Titus requested some usage examples, so here goes:

First, I'll summarize the new BlastMapping model that in pygr 0.8  
replaces the old BlastDB model.  Whereas BlastDB combined the  
functions of a sequence database and blast search functionality,  
BlastMapping separates the blast functionality completely from the  
sequence database functionality.  (BlastDB is still available for  
backwards compatibility).  Another class, MegablastMapping, provides  
the exact same interface as BlastMapping, but performs repeat-masked  
megablast nucleotide searches instead of standard BLAST.

BASIC USAGE: create a BlastMapping object for any seqDB that you want  
to search using BLAST. This BlastMapping object acts like a Pygr graph  
(i.e. dict) that takes any sequence object as a source node (key) and  
maps it to homologous sequence intervals from seqDB as target nodes,  
with edge information about each alignment, following the generic  
pattern blastmap[src][target] = edgeInfo.  You can use it either in  
the mapping style:

blastmap = BlastMapping(seqDB) # create the mapping object
# myquery can be any Pygr sequence interval object...
for src,target,edge in blastmap[myquery].edges(): # run blast query
     # print the aligned intervals or whatever you want to do...
     print '%s %s\n%s %s\n' %(src,repr(src),target,repr(target))

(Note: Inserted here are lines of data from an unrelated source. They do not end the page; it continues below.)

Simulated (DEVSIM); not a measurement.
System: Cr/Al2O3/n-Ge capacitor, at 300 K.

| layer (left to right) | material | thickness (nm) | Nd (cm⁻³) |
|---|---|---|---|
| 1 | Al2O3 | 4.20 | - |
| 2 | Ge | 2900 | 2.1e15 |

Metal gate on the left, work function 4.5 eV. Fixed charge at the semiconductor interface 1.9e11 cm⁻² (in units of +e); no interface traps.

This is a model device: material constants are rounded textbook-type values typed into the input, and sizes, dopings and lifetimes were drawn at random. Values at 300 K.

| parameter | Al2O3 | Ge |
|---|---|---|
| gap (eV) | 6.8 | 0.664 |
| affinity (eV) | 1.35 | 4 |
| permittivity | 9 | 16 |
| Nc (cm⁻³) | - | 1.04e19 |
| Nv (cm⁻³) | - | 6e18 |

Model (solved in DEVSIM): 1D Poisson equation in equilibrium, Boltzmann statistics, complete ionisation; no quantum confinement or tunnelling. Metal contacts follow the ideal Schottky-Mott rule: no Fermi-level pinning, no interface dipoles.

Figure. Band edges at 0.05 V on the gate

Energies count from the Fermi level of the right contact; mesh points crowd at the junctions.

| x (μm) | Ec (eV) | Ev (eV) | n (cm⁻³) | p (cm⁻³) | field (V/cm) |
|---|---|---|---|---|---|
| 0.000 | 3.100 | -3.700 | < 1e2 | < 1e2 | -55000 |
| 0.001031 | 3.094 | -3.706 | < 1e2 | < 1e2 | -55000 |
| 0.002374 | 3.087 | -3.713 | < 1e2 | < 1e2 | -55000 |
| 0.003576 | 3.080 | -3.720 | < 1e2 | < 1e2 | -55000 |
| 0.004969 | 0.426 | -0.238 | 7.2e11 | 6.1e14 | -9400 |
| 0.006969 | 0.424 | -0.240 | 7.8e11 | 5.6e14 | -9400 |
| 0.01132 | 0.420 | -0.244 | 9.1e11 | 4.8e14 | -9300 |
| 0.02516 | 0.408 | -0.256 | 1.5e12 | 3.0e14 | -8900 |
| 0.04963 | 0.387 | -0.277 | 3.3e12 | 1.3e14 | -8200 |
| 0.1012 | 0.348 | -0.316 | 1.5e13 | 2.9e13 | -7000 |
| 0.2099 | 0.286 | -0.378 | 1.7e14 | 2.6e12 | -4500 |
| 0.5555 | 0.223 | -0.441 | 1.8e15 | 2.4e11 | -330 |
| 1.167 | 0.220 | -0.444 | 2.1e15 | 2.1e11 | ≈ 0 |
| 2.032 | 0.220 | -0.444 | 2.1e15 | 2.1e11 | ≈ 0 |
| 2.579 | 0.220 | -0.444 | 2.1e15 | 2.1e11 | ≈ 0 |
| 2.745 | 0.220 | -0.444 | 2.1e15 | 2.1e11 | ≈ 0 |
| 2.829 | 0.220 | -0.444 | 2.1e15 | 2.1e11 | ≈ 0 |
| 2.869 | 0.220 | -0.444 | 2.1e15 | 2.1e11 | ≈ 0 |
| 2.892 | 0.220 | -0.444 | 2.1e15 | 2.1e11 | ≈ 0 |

Or you can use it as a callable, so you can pass search parameters  
like expmax etc.  This also lets you save many search results into one  
NLMSA...

for myquery in lotsaQueries:
     blastmap(myquery, expmax=1e-10, al=myNLMSA)
myNLMSA.build() # build alignment indexes when done saving results

Since all this uses NLMSA to store the results, any of the NLMSASlice  
group-by operators can be applied as usual.

Just like BlastDB, BlastMapping determines which flavor of BLAST  
(blastp or blastn) to run based on the sequence type (nucleotide vs.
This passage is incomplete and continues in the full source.